The Australian dollar’s run as one of the best performing currencies this year may be coming to an end on the back of weaker commodity prices and rate cut expectations over the past week.
At 7.29pm (GMT) the Aussie dollar was trading at US75.59c down from US76.75c in yesterday’s trading.
Iron ore prices are off almost 4 percent since reaching a 24-month high last week, and coupled together with disappointing export and trade balance figures release earlier today, the writing may be on the wall for the Australian dollar.
The disappointing export figures are mainly attributed to China, Australia’s biggest trading partner with the biggest culprit being a reduced demand for Iron ore.
Any slowdown in China would be disastrous for the Australian economy.
Ever since last week analysts and government officials alike such as Reserve Bank of Australia Governor Philip Lowe ,who noted the investors shouldn’t get used to Australia’s biggest export hanging around the $90 mark,
“We shouldn’t start to think that the iron ore price is going to stay around $90.” He added.

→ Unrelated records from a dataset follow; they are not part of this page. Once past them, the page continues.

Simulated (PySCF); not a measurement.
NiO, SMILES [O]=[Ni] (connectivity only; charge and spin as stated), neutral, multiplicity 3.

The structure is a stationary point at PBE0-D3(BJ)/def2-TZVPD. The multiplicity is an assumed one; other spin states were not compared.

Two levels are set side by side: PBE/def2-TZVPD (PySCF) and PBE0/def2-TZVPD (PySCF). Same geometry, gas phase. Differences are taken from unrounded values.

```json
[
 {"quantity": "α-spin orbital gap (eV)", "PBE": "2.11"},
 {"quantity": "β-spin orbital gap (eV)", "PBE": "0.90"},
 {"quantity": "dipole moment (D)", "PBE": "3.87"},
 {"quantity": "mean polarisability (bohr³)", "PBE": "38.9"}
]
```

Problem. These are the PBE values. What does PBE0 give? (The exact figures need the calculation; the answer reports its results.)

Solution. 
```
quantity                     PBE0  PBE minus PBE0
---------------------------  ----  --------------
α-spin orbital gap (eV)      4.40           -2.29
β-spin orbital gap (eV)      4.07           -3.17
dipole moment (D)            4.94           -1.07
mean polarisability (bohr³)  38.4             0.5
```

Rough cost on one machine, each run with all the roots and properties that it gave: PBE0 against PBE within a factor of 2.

Another factor hurting the Australian dollar at the moment against it’s American counterpart is expectations that the RBA will have to lower interest rates too boost inflation, which will bring the benchmark interest rate on par or even lower than in the US,
Paul Dales, chief Australia and New Zealand economist for Capital Economics predicts that interest rates in Australia as well as the Aussie dollar are headed much lower,
“The RBA won’t raise rates in 2017 or likely in 2018, and I wouldn’t be putting much money on a hike in 2019 either. In fact, with the housing market slowing, the labour market weakening and inflation staying below target it’s possible that there will be cuts this year to 1 percent” he said.
“We also think the Australian dollar could fall from US77c today to around US65c because of RBA rate cuts, a stronger US dollar thanks to Trump’s expansionary plans for the world’s biggest economy and falling commodity prices.” he added.